The failures occur with any kernel past 2.6.14.

The failures occur with tcp as well as udp.

Increasing the timeo to 10 or higher greatly reduces the failure rate: the 
simple test will not fail but our users still get data corruption if the 
network is busy.

The test also does not fail quickly with hard mounts but there is still 
corruption at some times.

As I said, we're getting desperate.  We're trying a few more things (including 
a new main switch) but will then have to go back to the 2.6.14 kernel, which 
may mean we are effectively stuck at Fedora 4 until this is resolved.
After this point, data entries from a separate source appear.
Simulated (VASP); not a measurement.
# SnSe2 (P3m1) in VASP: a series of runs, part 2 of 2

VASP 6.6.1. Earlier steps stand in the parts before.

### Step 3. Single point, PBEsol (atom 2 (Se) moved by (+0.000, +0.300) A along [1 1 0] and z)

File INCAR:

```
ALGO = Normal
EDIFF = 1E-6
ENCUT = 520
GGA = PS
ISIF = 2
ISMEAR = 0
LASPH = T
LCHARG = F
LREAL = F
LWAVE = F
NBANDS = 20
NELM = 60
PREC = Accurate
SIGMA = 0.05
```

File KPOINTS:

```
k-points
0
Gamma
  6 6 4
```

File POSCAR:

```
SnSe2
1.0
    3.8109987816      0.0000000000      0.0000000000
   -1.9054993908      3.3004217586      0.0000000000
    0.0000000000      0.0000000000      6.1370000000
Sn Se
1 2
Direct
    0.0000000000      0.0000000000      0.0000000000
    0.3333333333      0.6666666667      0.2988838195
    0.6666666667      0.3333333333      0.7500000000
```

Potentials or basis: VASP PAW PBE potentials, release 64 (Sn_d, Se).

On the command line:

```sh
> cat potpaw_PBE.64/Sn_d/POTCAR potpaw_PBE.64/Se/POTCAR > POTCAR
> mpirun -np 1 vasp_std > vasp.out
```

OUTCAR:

Comment 14 Toby Bereznak 2007-01-05 18:46:31 UTC
Current nfs mount options are
-hard,intr,timeo=35,retrans=35,rsize=65536,wsize=65536,nfsvers=3,tcp

Comment 15 Steve Dickson 2007-01-08 15:05:35 UTC
The corruption could be due to lower level network corruption . So would it
be possible to get a packet trace when the corruption happens? Something
similar to:
    "tethereal -w /tmp/bz198565.pcap host <server> ; bzip2 /tmp/bz198565.pcap"

What I'm looking for is TCP checksum error or TCP retransmissions or other
TCP errors. If these type of errors are indeed happening, then your network
is dropping packets which could be the cause of the corruption...



Comment 16 David Mastronarde 2007-01-08 20:51:32 UTC
Created attachment 145104 [details]
Image showing glitch of inserted bytes then real image data out of register

Comment 17 Steve Dickson 2007-01-09 14:41:39 UTC
That image definitely looks messed up... but without the packet 
trace as described in Comment #15 its hard to tell what is happening... 

Comment 18 Toby Bereznak 2007-01-17 18:36:49 UTC
We've discerned that the default nfs value for protocol is TCP instead of UDP. 
The manpage states that it's UDP and that's why we thought all along that we
were using UDP mounts but instead we were using TCP!  Oops.

It looks like UDP with these options has been successful in avoiding data
corruption:
-hard,intr,timeo=1,retrans=10,rsize=65536,wsize=65536,nfsvers=3,udp
Now we get lots of retrans in 'nfsstat -rc' with _some_ of our machines--things
aren't perfect, and we would like to run NFS over TCP.

Another thing we need to correct from our earlier statements is the one about
hard versus soft mounts.  When we first tested the hard mounts we forced it to
mount UDP, thinking we were testing the worst case, and it didn't show
corruption simply because it was UDP.

Attached are two tethereal outputs taken while using the 'tcp' option.  In each
case the corruption occurred during the last 1-2 seconds of the tethereal output.
They show the following TCP errors consistently throughout the tethereal output:
-[Unreassembled Packet [incorrect TCP checksum]]
-NFS [TCP ACKed lost segment] [TCP Previous segment lost]
-[TCP ZeroWindow] [TCP ACKed lost segment] [TCP Previous segment lost]

Comment 19 Toby Bereznak 2007-01-17 18:40:01 UTC
Created attachment 145845 [details]
tethereal output using nfs over TCP

Comment 20 Christian Iseli 2007-01-20 00:21:26 UTC
This report targets the FC3 or FC4 products, which have now been EOL'd.

Could you please check that it still applies to a current Fedora release, and
either update the target product or close it ?

Thanks.

Comment 21 David Mastronarde 2007-01-22 15:35:27 UTC
This problem has occurred with every release kernel past 2.6.14 that we have
tested.  It occurred in Fedora 5 and it occurs in Fedora 6 with the current
update kernel.

Comment 22 David Mastronarde 2007-03-20 19:03:55 UTC
Congratulations.  The problem with data corruption under TCP appears to be
solved with the latest Fedora kernel, 2.6.19-1.2911.6.5.fc6.  The standard test
that fails in 5-10 minutes ran for 4 hours without a problem.  I did not test
the previous  2.6.19 kernels.

Comment 23 Steve Dickson 2007-03-21 17:24:23 UTC
Can we close this bug?

Comment 24 David Mastronarde 2007-03-21 23:54:33 UTC
I've tested it for 50 minutes under the 2.6.20 kernel and it is OK there too.
So yes, you can close the bug.